Cody also established the TE Ranch, located on the South Fork of the Shoshone River about thirty-five miles from Cody. When he acquired the TE property, he sent cattle from Nebraska and South Dakota. His new herd carried the TE brand. The late 1890s were relatively prosperous years for "Buffalo Bill's Wild West", and he bought more land to add to the TE Ranch. Eventually Cody held around 8,000 acres (32 km²) of private land for grazing operations and ran about 1,000 head of cattle. He also operated a dude ranch, pack horse camping trips, and big game hunting business at and from the TE Ranch. In his spacious ranch house, he entertained notable guests from Europe and America.
Larry McMurtry, along with historians such as RL Wilson, asserts that at the turn of the 20th century, Buffalo Bill Cody was the most recognizable celebrity on earth. While Cody's show brought appreciation for the Western and American Indian cultures, he saw the American West change dramatically during his life. Bison herds, which had once numbered in the millions, were now threatened with extinction. Railroads crossed the plains, barbed wire, and other types of fences divided the land for farmers and ranchers, and the once-threatening Indian tribes were now confined to reservations. Wyoming's resources of coal, oil and natural gas were beginning to be exploited toward the end of his life.
Even the Shoshone River was dammed for hydroelectric power as well as for irrigation. In 1897 and 1899 Cody and his associates acquired from the State of Wyoming the right to take water from the Shoshone River to irrigate about 169,000 acres (680 km2) of land in the Big Horn Basin. They began developing a canal to carry water diverted from the river, but their plans did not include a water storage reservoir. Cody and his associates were unable to raise sufficient capital to complete their plan. Early in 1903 they joined with the Wyoming Board of Land Commissioners in urging the federal government to step in and help with irrigation development in the valley.

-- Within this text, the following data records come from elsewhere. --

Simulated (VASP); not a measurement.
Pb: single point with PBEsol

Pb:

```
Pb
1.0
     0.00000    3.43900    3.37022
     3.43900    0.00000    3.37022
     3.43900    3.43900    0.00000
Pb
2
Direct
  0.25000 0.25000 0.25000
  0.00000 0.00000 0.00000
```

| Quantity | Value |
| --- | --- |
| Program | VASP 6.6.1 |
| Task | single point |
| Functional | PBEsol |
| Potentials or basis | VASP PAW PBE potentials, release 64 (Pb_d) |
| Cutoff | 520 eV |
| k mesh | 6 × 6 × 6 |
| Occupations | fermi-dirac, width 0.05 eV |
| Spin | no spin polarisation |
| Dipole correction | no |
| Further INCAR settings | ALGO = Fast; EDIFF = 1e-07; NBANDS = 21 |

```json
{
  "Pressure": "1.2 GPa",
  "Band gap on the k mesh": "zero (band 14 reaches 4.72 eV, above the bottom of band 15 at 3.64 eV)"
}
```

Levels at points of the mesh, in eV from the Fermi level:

The Shoshone Project became one of the first federal water development projects undertaken by the newly formed Reclamation Service, later to become known as the Bureau of Reclamation. After Reclamation took over the project in 1903, investigating engineers recommended constructing a dam on the Shoshone River in the canyon west of Cody. Construction of the Shoshone Dam started in 1905, a year after the Shoshone Project was authorized. When it was completed in 1910, it was the tallest dam in the world. Almost three decades after its construction, the name of the dam and reservoir was changed to Buffalo Bill Dam by an act of Congress to honor Cody.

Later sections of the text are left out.